Null Hypothesis: Hair and Eye Color of Students are Independent.

Alternative Hypothesis:Hair and Eye Color of Students are Not Independent.

α = 0.01

Conditions:

- Independence Assumption:
  Data was stated to be randomly collected and 592 students is less than or equal to 10% of all undergraduate statistics students.
- Counted Data Condition:
  We have counts of undergraduate statistics students in categories of Hair Color and Eye Color.
- Expected Cell Frequency Condition:
  We expect at least 5 students in every cell
- df = (r-1)(c-1) = 9 

Ok to use Chi-Squared model with 9 degrees of freedom and Chi-Squared Test of Independence.

#Converts the HairEyeColor Dataframe in R into a matrix (used for Chi-Squared Test) ignoring sex
hairEyeMatrix<-margin.table(HairEyeColor, margin = c(1,2))

# conducts the chi-squared test for independence
chisq.test(x=hairEyeMatrix)
## 
##  Pearson's Chi-squared test
## 
## data:  hairEyeMatrix
## X-squared = 138.29, df = 9, p-value < 2.2e-16

Since the p-value is less than 2.2e-16 which is below the significance level of 0.01 we reject the null hypothesis. There is strong enough statistical evidence to say that undergraduate statistics students’ hair and eye colors are likely not independent. This directly supports the preliminary observation made in part (a) as the high variation and differences in expected and observed counts are what lead to such a high Chi-Squared statistic and such a low p-value.

Problem 2. We’ve all heard that “7” is considered to be the lucky number. To find out if this is true, a randomly selected group of undergraduate students were asked to choose a number between 1 and 20. In that sample, n = 568 students were asked and x = 42 students chose 7.

  1. Against a significance level of α = 0.05, do the students show a bias towards lucky number 7? In other words, is the proportion of students who picked “7” greater than 0.05?

Null Hypothesis: p = 0.05

Alternative Hypothesis: p > 0.05

Where p is the true proportion of undergraduate students who, when asked to choose a number between 1 and 20, will choose 7.

α = 0.05

Conditions:

 - Independence Assumption: The sample was stated to be randomly selected and 568 undergraduate students is less than or equal to 10% of all undergraduate students. Thus we can assume that each student is independent of eachother.
 - Sample Size Assumption:
 
 p-naught = 42/568 = 0.0739 
 
 np-naught = (568)(0.0739) = 41.9752 > 10 successes
 
 n(q-naught) = (568)(1-0.0739) = 526.0248 > 10 failures
 
 We expect at least 10 successes and 10 failues (where a success is a student choosing 7 and a failure is not choosing 7)

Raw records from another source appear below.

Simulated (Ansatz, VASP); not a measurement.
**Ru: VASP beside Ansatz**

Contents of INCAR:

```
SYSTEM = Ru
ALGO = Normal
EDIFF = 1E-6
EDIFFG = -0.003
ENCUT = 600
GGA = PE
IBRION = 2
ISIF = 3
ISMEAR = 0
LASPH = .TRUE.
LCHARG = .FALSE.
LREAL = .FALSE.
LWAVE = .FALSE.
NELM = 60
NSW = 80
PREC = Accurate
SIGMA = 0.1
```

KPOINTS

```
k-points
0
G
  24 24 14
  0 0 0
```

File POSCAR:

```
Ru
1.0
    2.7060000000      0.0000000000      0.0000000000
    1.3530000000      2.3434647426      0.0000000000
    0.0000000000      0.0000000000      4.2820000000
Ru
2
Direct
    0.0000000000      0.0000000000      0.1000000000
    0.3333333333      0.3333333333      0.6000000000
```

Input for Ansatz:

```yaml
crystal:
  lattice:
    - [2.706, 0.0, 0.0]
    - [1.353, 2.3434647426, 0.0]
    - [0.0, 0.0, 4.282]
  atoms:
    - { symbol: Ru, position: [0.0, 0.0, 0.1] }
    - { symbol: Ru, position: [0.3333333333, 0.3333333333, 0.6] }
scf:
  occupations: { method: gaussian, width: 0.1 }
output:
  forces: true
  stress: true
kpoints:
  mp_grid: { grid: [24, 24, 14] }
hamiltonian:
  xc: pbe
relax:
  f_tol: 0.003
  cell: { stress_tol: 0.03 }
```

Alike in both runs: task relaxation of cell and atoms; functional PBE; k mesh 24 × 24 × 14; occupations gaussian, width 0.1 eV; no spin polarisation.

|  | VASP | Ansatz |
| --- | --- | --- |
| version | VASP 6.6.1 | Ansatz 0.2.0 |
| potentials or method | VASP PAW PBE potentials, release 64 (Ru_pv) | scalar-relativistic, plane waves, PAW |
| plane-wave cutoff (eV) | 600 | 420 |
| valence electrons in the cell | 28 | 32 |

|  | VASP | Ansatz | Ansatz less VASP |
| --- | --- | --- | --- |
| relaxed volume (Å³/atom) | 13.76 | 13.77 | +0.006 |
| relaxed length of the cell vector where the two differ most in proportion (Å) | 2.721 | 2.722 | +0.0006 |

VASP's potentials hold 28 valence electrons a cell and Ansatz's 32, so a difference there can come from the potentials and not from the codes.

OK to use Normal Model and One-Proportion z-test

prop.test(x=42,n=568,p=0.05, alternative="greater", correct =F)
## 
##  1-sample proportions test without continuity correction
## 
## data:  42 out of 568, null probability 0.05
## X-squared = 6.8554, df = 1, p-value = 0.004419
## alternative hypothesis: true p is greater than 0.05
## 95 percent confidence interval:
##  0.05783328 1.00000000
## sample estimates:
##          p 
## 0.07394366

Since the p-value of 0.004419 is less than the significance level of 0.05, we reject the null hypothesis. There is strong enough statistical evidence to suggest that the proportion of students who picked “7” is greater than 0.05. This could suggest that students show a bias towards luck number 7.

  1. Baseball players are considered to be superstitious. To determine if this is the case, a random sample of n = 182 professional and semi-professional baseball players were asked what their favorite number is between 1 and 20. In that sample, x = 25 baseball players chose 7. Against a significance level of α = 0.05, do baseball players have a greater bias towards “7” than the students?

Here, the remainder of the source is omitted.